Trying to automate shopping via the Internet of Things, Amazon announces Dash Button, a controller which allows customers to order products with one click.

On Tuesday, Amazon introduced a product that seemed a hoax. It’s dubbed Dash Button. Actually, it’s a small plastic tool with a product logo on it. So, just push the button, and you’ll have a product delivered straight to your door.

According to the video launched along with Amazon’s announcement, such products as Gatorade, Tide detergent, Kraft mac and cheese, Glad trash bags, Cottonelle toilet paper, Olay moisturizer, Gillette razors, Huggies diapers, Old Mother Hubbard dog treats, Clorox Wipes, and some other brands will appear on Amazon’s buttons. Surely, Amazon expects that its customers are going to place Dash Buttons around their homes—in their pantry, bathroom, and kitchen.

“Some people will think buttons will be a silly idea, and it is a silly idea to think we will have houses full of buttons,” said Kinley Pearsall, an Amazon spokeswoman. But, she also adds that the brand-new tool will be quite useful for those products that customers use regularly.

“You see the Tide button, you know it’s for Tide and the same amount you buy every time shows up on your doorstep two days later,” Pearsall said. “But the real long-term goal is that you never have to worry about hitting that button,” reports WSJ.

To get a set of buttons, Amazon customers need to ask for an invite into the program. If the company accepts the request, it’ll provide buttons at no added cost.

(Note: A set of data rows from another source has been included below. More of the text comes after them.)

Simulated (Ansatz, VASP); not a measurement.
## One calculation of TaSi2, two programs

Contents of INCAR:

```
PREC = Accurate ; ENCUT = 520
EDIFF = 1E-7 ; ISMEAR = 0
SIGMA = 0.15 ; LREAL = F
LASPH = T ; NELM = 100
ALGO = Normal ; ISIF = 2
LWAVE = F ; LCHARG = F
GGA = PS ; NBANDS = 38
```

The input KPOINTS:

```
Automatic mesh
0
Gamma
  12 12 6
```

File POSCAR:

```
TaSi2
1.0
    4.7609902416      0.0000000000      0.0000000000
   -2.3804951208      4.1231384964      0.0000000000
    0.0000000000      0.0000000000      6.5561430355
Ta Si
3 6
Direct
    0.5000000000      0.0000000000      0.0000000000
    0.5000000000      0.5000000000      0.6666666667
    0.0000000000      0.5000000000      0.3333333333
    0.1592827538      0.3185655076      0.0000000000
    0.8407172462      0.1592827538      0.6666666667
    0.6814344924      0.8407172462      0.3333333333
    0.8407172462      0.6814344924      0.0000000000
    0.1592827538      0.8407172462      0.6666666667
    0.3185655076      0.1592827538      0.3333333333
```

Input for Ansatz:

Once you have your Dash buttons at home, you can fit them into a plastic clip or mount with an adhesive strip on the back. The buttons need to be set via the Amazon mobile shopping app, connected to Wi-Fi network and assigned the products and the quantities. After pushing the button, you receive a smartphone notification. The order can be deleted within 30 minutes.

Still, Amazon didn’t announce, whether the retailer and its hardware partners will provide buttond just for certain brands of products. The copany says the button itself will help inform some of the decisions going forward, reads WSJ.

“Our goal with the Dash Button is to learn as much as possible about what customers think about this,” Pearsall said. Whether people will want to stick tiny, Wi-Fi connected product logos around their homes remains to be seen.

Really, the whole idea is crazy. In any case, Amazon is trying to automate shopping via the Internet of Things, and Dash Button is just the beginning.